Developing countries leading the way in sustainable energy policies, finds World Bank report

Although most countries in sub-Saharan Africa lags behind, many other developing nations are being proactive with renewable energy policies.

Leaders of the free world, look away now: the World Bank has this week published a report that appears to show how a number of western nations have taken their eye of the ball when it comes to delivering supportive policies for clean energy adoption – with developing countries taking up the mantle instead.

The World Bank’s RISE (Regulatory Indicators for Sustainable Energy) scorecard has assessed the energy access, energy efficiency and renewable energy policies of 111 countries and found that it is developing nations that are increasingly taking the lead.

Mexico, China, Turkey, India, Vietnam, Brazil and South Africa are singled out for praise in the report; the World Bank effusive at their collective efforts to support a transition to more sustainable forms of energy via the introduction of robust policies.

However, beyond these nations there is vast room for improvement, the RISE report said, particularly in sub-Saharan Africa where 600 million people still live without electricity. The RISE analysis revealed that the region remains the least electrified in the world, with 40% of countries in sub-Saharan Africa having taken “barely any” action on introducing policy measures required to accelerate access to energy.

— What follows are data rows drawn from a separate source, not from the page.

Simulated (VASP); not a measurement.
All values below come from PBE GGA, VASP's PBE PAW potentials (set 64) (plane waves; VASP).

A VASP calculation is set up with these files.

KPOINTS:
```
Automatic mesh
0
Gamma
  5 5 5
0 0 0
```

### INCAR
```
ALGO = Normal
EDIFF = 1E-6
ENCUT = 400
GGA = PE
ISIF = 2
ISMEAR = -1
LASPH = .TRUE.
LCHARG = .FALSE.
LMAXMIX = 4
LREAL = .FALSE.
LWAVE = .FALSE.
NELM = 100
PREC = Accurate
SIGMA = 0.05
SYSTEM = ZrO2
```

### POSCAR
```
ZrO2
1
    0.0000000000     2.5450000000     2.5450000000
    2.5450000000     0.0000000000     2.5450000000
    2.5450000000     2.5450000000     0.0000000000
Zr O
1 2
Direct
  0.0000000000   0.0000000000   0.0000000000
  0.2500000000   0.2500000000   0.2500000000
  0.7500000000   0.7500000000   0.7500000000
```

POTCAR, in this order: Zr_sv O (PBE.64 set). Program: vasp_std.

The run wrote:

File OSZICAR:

Kenya, Tanzania and Uganda buck this trend, the World Bank says, but compared to Asia – where only 10% of countries lack a clear framework – there is still much work to be done in sub-Saharan Africa on this front.

Of the top 10 “high impact” countries for renewable energy and energy efficiency, ie, those that have the most capacity of clean energy installed, there is a clear correlation with relatively robust policy frameworks in place. However, RISE found that of the top 10 high impact countries for access, ie, those that could most immediately benefit from additional renewable energy, there is still much progress to be made in terms of strong policy support.

Solar’s tumbling costs were cited as a great opportunity for developing countries to bring electricity to residents that live beyond the reach of utilities, but the RISE report found that a great deal of countries had not created a regulatory environment “favorable to accelerate the diffusion of solar home systems”.

The challenge, RISE said, is no longer a case of working out how to build renewable energy power plants, but rather now to ensure access to widely available and affordable technology is granted to the world’s poorest.

“The world is in a race to secure a clean energy transition – one that will deliver energy services for everyone, create jobs, ensure healthcare and education, and allow economies to grow,” said Rachel Kyte, for Sustainable Energy for All (for whom RISE produced the report) and representative to the UN Secretary-General on Sustainable Energy for All. “Increased use of renewable energy is a key element in that transition.

“RISE offers policymakers and investors the most detailed country-level insight yet into how we can level the playing field for renewable energy worldwide. Smart policy can accelerate this transition,” Kyte concluded.